I was in high school when I got this eerie feeling that maybe I’d die young. I couldn’t place it then, in the start of my mental health journey that I didn’t even know was happening, but I think I was sensing something beyond words.
I was in college the first time I wondered if my life could be worth anything as an adult. Would I be successful enough? Pretty enough? Talented enough? Loved enough? And then I decided. Thirty probably wouldn’t be worth it.
I was twenty-eight when I started seminary. I never thought I’d finish. I figured my life would end before then. I struggled constantly with mental health concerns, I still do, and fighting through them seemed futile.
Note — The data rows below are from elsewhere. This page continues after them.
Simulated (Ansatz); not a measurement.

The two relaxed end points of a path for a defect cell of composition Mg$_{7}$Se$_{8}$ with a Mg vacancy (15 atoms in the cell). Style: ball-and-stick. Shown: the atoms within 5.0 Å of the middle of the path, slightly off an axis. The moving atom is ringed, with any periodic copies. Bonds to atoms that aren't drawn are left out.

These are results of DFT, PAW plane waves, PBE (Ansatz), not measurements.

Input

But in the end I refused to give up.
And I sit here tonight, after a long day at work filled with new admissions to the nursing home, cranky residents and exhausting activities, savoring a little bit of ice cream and giving thanks.
Thanks that people have pushed me and seen who God created. Thanks that I’ve pushed myself, even when I wasn’t feeling like it — especially when I wasn’t feeling like it — to get out of bed and start the next day. Thanks that today gets to be a miracle.
That I get to be a miracle.
That you’re a miracle.
That Miracles are all different.
And, as my God-given brother would say, hard.
So, so very hard.
But each breath is something amazing – one in a million. No longer defined by fears and struggles, I am seen by the Creator God who knows me, loves me, and calls me by name:
You are, too. You are a miracle. Made in the image of God. Even when it’s hard, God is working in, with, and through you. God calls us to persevere. To refuse to give up. To see the best and the glory in all things, to give thanks in all circumstances, and to trust.
Trust in our call.
In God, who loves us and created us.
The Son of Man who died on a cross and redeemed us when we were still sinners.
The Holy Spirit who continues to wrap us in loving arms and reveal God’s true nature to humankind.
Trust that we are miracles.
That the pain will one day cease.
That we are not alone.
That we were created with purpose.
Job Chapter 5:8-9 read:
“But if I were you, I would appeal to God; I would lay my cause before him. He performs wonders that cannot be fathomed, miracles that cannot be counted.”
In the midst of Job’s misery, God remained by his side. When we feel broken, used, abused, and thrown out, God is there.
I didn’t think I’d make it to thirty, but God remained.
God held space.
For my tears.
For my worry.
For my anxiety.
For my laughter.
For my joy.
For my love.
For this created life, in all of its pain and wonder.
May you find solace in knowing that you were created holy and right, loved and dreamt about. May you know that you are a one-of-a-kind masterpiece, cherished and adored. May you believe that you are a miracle, the beloved child of God.